Feds Issue Regs on Cannabis Edibles, Beverages, Extracts and Topicals

Article by Lisa Campbell, Now Toronto

Feds issue regs on cannabis edibles, beverages, extracts and topicals Complicating matters in Ontario is the fact the Legislature is on summer recess and won’t be back to the business of governing until after new rules go into effect October 17 BY LISA CAMPBELL

Edibles, beverages, extracts and topicals – oh my! Health Canada has finally released regulations guiding the production and sale of the next wave of cannabis products entering the legal market.

Full details will be published in the Canadian Gazette June 26.

What we know so far:

• THC content in edibles products will be limited to 10 milligrams per package;

• THC in concentrates and topicals will be limited to 1,000 milligrams;

• Almost all of the products you know and love from the grey market will be available, from brownies and gummies to shatter and rosin;

• Under the new regs, edible cannabis products cannot be produced in the same site as other food products nor can they be appealing to children.

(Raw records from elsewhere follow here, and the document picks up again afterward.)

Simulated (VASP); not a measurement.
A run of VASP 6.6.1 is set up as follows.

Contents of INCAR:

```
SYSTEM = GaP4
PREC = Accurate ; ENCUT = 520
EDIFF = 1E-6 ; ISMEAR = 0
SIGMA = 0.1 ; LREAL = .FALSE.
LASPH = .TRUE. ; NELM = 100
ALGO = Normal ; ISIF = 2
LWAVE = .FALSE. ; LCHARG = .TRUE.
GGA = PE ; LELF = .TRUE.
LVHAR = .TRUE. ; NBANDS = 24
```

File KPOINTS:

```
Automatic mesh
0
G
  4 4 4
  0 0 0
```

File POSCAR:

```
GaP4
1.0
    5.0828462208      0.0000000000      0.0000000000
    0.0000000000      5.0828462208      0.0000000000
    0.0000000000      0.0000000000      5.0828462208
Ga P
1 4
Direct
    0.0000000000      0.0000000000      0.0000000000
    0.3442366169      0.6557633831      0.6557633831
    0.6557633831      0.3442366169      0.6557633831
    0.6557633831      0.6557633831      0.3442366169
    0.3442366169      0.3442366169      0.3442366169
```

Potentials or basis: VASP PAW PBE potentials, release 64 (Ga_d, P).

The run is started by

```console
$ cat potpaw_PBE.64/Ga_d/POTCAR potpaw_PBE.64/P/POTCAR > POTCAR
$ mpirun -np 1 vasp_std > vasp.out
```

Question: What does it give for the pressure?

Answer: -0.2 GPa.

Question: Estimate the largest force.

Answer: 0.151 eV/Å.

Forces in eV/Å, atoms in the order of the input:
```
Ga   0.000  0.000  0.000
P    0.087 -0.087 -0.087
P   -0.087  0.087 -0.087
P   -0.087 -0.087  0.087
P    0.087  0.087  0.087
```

The marketing of these cannabis products will continue to follow tobacco standards, although the warning labels will be focused more on harm reduction. Health Canada wants cannabis consumers to “start low and go slow” with so many cannabis products coming onto the market.

While cannabis consumers may hem and haw about the restrictive THC limit for edibles, restaurant owners across Canada are salivating at the prospect of finally being legally able to serve cannabis products regulated by Health Canada, only the federal government does not have the power to license on-premises sales. That power rests with the provinces. In Ontario, that would mean both the Ministry of Finance and the Ministry of the Attorney General handing down that responsibility to the Alcohol and Gaming Commission of Ontario to create a licensing regime.

The province has been fairly quiet on the issue of on-premises sales to date.

Despite the silence, DineSafe, the city’s food safety program, and Toronto Municipal Licensing & Standards have been exploring the possibility of allowing the sale of non-smokable cannabis products in cafés, restaurants and lounges.